“Women is a Homeland”

Workshop on the right to nationality and the importance of children obtaining the mother’s nationality

Haffiya Abdalla

The right of mothers to pass their citizenship on to their children has dramatic consequences on the civil and political rights, as well as economic, social, and cultural rights of their children – beginning with their right to nationality. And this is only one among the many forms of discrimination against women in the Law that still exists in countries around the world.

According to the Worldbank’s report Women, Business and the Law 2016, the following countries do not allow married mothers to pass citizenship on to their children as fathers can:

Bahamas, Bahrain, Barbados, Brunei Darussalam, Guinea, Iran, Iraq, Jordan, Kuwait, Lebanon, Madagascar, Malaysia, Mauritania, Nepal, Oman, Qatar, Saudi Arabia, Sudan, Swaziland, Syria, United Arab Emirates, West Bank, and Gaza.

In addition to being discriminatory, the unequal treatment of women in Nationality laws is an obstacle to realizing other rights for them and their children.

The Ministry of Social Development General Directorate for Women Affairs in collaboration with the United Nations Higher Commissioner for Refugees organized a Sudanese workshop on the right to nationality and the importance of children obtaining the mother’s nationality within Sudan’s presidency of (41) session of the Arab Women Committee under the theme ” Women is a homeland”.the honor of the Minister of Social Development and under the Auspices of the Undersecretary of Social Development.

The Undersecretary of the Ministry of Social Development, Jamal El-Nile, announced his ministry’s interest in the recommendations and outcomes of the workshop and its implementation on the ground and warned of the dangers of statelessness.

He stated that Sudanese women are the best in this field, praising the role of Sudanese women in building society.

Najat Belkacem from UNHCR said that UNHCR has a global mandate for the protection of refugees; the mandate of UNHCR extends beyond protecting refugees and IDPs to also include identification, prevention, and reduction of statelessness, as well as protection of the stateless person. Under this broader mandate for prevention and reduction of statelessness, UNHCR globally supports governments to ensure that people have access to nationality documents and civil registration procedures, including birth registration.

In Sudan, UNHCR works with governmental and other actors to prevent statelessness from arising, UNHCR supports the relevant actors ،including the Civil Registry, parliamentarians, and ministries of just and Social Welfare in areas of capacity building and technical support relating to reform of nationality laws and policies.UNHCR also works closely with the Civil Registry of Sudan to ensure that every child has a possibility of accessing birth registration, which is a key preventative measure against statelessness, Belkacem said.

“I hope this workshop will come out with strong recommendations that will contribute to the overall reform of laws and policies to ensure the full enjoyment of nationality rights by Women”.

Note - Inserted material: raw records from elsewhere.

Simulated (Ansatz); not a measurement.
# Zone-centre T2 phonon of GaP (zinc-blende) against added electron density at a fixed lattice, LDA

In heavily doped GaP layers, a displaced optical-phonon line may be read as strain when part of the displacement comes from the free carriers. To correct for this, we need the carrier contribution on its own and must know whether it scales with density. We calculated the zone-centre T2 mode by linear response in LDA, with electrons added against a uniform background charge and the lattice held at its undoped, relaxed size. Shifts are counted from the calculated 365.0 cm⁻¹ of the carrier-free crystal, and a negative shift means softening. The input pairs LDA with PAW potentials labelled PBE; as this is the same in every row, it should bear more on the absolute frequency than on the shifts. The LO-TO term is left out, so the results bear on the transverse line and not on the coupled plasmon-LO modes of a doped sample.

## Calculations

The Director of the General Administration of Women, Souad Dishol, explained that the workshop aims to promote women’s rights and emphasize the state’s efforts in the field of women’s empowerment, equity, and justice, in addition to fair equality, non-discrimination, and the preservation of women’s dignity. Dischul welcomed the amendment of the Nationality Law for the year 2019.

She said that the workshop deals with a central issue that must be discussed to preserve rights and work on the principles of equality and non-discrimination in various aspects of life.

She called on the international community organizations to play their role in raising awareness and advocating in the field of the right to a nationality.